General Motors cut its full-year profit forecast on Wednesday, in part due to higher commodity costs as it amplified its warning that mushrooming trade conflicts could dent US and global car sales.
GM trimmed its earnings forecast from its prior range of US$5.52 to US$5.82 per diluted share to approximately $5.14 per share.
The company cited a "significant" increase in commodity costs, as well as the sinking valuation of the Argentine peso and Brazilian real that have marred its sales outlook in those markets.
GM continues to see US auto sales coming in above the solid level of 17 million vehicles for all of 2018 but views the outlook for 2019 as up in the air in light of trade policy uncertainty, said chief financial officer Chuck Stevens.
"We're not expecting a tariff impact to impact the US industry in 2018," Stevens told reporters at a briefing.
"What happens beyond 2018, I think there's a lot of uncertainty in this space at this point in time. We're going to have to see where it lands and how ultimately that impacts the US industry and the global industry frankly."
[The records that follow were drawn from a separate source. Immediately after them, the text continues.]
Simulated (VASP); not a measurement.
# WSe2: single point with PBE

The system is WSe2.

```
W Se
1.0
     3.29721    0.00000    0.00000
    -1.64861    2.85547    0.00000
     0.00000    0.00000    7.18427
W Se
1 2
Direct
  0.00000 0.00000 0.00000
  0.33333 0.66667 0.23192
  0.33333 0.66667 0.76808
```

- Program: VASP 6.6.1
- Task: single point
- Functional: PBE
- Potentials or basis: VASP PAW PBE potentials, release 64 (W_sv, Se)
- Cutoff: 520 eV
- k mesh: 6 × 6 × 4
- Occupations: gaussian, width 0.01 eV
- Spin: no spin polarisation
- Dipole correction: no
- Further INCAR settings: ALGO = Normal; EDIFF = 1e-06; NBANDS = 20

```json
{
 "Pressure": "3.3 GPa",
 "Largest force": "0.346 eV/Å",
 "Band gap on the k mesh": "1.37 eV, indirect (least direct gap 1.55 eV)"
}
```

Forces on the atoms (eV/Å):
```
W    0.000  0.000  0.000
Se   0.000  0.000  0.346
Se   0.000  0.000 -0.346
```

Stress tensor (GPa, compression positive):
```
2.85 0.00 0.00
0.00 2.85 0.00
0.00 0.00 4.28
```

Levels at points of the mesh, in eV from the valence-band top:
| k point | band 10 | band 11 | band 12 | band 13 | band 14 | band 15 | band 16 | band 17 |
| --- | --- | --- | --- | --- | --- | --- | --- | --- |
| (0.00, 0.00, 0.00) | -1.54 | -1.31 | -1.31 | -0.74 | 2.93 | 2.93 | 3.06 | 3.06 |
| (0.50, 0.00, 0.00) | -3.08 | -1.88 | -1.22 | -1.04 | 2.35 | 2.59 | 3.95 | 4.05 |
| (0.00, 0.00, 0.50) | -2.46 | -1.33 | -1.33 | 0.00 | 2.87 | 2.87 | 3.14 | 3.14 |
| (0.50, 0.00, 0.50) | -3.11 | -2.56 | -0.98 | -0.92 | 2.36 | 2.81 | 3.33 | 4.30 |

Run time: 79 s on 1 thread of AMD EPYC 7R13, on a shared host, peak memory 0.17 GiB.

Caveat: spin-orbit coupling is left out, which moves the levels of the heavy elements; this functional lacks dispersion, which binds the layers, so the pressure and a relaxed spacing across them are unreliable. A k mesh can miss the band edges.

Like other leading automakers, GM has been a vocal critic of President Donald Trump's proposed tariff of up to 25 percent on foreign vehicles and parts, joining a chorus of industry officials in blasting the idea at a hearing last week.
The US giant has warned that the tariffs could "lead to a smaller GM."
The Commerce Department has been collecting public comments on the proposal and is not expected to present its findings to the White House for about two months.
The biggest US automaker reported second-quarter profit of US$2.4 billion, which was up 44 percent from the year-ago level following car sales increases in North America and China.
Revenues were US$36.8 billion, down 0.6 percent from a year ago.
GM's North America sales continued to benefit from a strong performance in sport utility vehicles, pickups and other large vehicles, with key vehicles scoring double-digit increases in sales in the United States.
GM also reported another round of strong sales in China, where its unit delivered more than 858,000 vehicles in the second quarter.
Several other industrial companies including Whirlpool and Alcoa have cited higher costs for metals and oil-related commodities as a drag in the second quarter.
One factor has been US tariffs on imported steel and aluminum. Stevens said most of GM's steel and aluminum is sourced in the US.
Regarding South American currency devaluations, Stevens said the company was hopeful the situation would improve after elections in Brazil this fall.
"We're still optimistic and constructive in South America," he said.
"With that said, we have to react long-term to the macro situation and I'm sure if we don't see improvement to the macro situation that we'll step back and take a look at it just like we have in other markets."
Stevens said GM's performance in China bested expectations in the first half of 2018 but that the second half of the year would be tougher due to more pricing pressure from competitors and the lower valuation of the Chinese yuan.
Shares of GM sank 5.4 percent to US$37.36 in pre-market trading.